At 2.45am in the dark, wet Roman morning, Australian cardinal George Pell heard some very welcome words: “That concludes your evidence. Thank you, you won’t be required any further.”
After four consecutive late nights and more than 16 hours of intense questioning at the Quirinale Hotel, the unprecedented spectacle of a senior Curia figure being asked questions in Rome about the Catholic Church’s handling of historical clerical sex abuse cases was over.
Pell, prefect of the Secretariat of the Economy and one of the nine-man "privy council" of cardinals who regularly advise Pope Francis, has been giving evidence this week to the Australian Royal Commission Into Institutional Responses to Child Sex Abuse.
The 74-year-old cardinal claimed that, due to "heart-related" health problems, he was unable to travel to Australia. So the commission came to Rome instead, via a TV link-up in a downtown central hotel.
In evidence on Wednesday night and early Thursday, Pell reported that he had arranged for Pope Francis to be supplied with daily reports from the commission hearings. Like many others, Francis will probably want to know how the Australian church managed to so woefully mismanage a number of serial sex-abuser priests in the 1970s, ’80s and ’90s.
Pell has said that with regard to the diocese of Ballarat and the archdiocese of Melbourne, he was "kept in the dark" by his superiors, Bishop Ronald Mulkearns and Archbishop Frank Little. This week senior counsel for the commission Gail Furness called that claim "completely implausible".
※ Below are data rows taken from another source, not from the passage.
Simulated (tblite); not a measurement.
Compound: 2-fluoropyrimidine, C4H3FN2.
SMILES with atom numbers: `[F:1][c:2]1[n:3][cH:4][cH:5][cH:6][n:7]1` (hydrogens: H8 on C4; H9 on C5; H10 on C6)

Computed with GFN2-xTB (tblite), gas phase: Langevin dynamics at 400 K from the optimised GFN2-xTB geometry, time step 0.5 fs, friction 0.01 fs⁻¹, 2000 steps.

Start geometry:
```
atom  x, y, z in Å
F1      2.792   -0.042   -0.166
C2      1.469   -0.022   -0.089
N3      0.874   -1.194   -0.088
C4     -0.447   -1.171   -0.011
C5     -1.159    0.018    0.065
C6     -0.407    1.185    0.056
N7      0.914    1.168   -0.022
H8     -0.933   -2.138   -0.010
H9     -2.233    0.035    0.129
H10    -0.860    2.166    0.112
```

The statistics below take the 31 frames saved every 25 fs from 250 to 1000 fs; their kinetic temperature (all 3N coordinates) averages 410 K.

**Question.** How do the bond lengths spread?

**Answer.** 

“So we now have the education office deceiving you, and the archbishop deceiving you ... as well as Bishop Mulkearns and one or more of the consultors in the Ballarat diocese,” Furness said.
“That is correct,” Pell replied.
One of the most remarkable aspects of the four days of hearings has been the attendance of a 15-strong group of Ballarat and Melbourne survivors, people who were able to travel to Rome thanks to a crowdfunding campaign that raised more than €130,000. Several of the survivors gasped in horror on Monday night when Pell, talking about serial paedophile Fr Gerald Ridsdale, called it a "sad story" but one "that wasn't of much interest to me".
In his testimony on Wednesday night, the cardinal was at pains to qualify that remark, saying he had been “confused” and that he had “responded poorly”. On what was a difficult night for him, Pell was also asked about the claim by one survivor, David Ridsdale, nephew of Fr Gerald Ridsdale, that in response to a request for help in 1993, he had tried to bribe young Ridsdale.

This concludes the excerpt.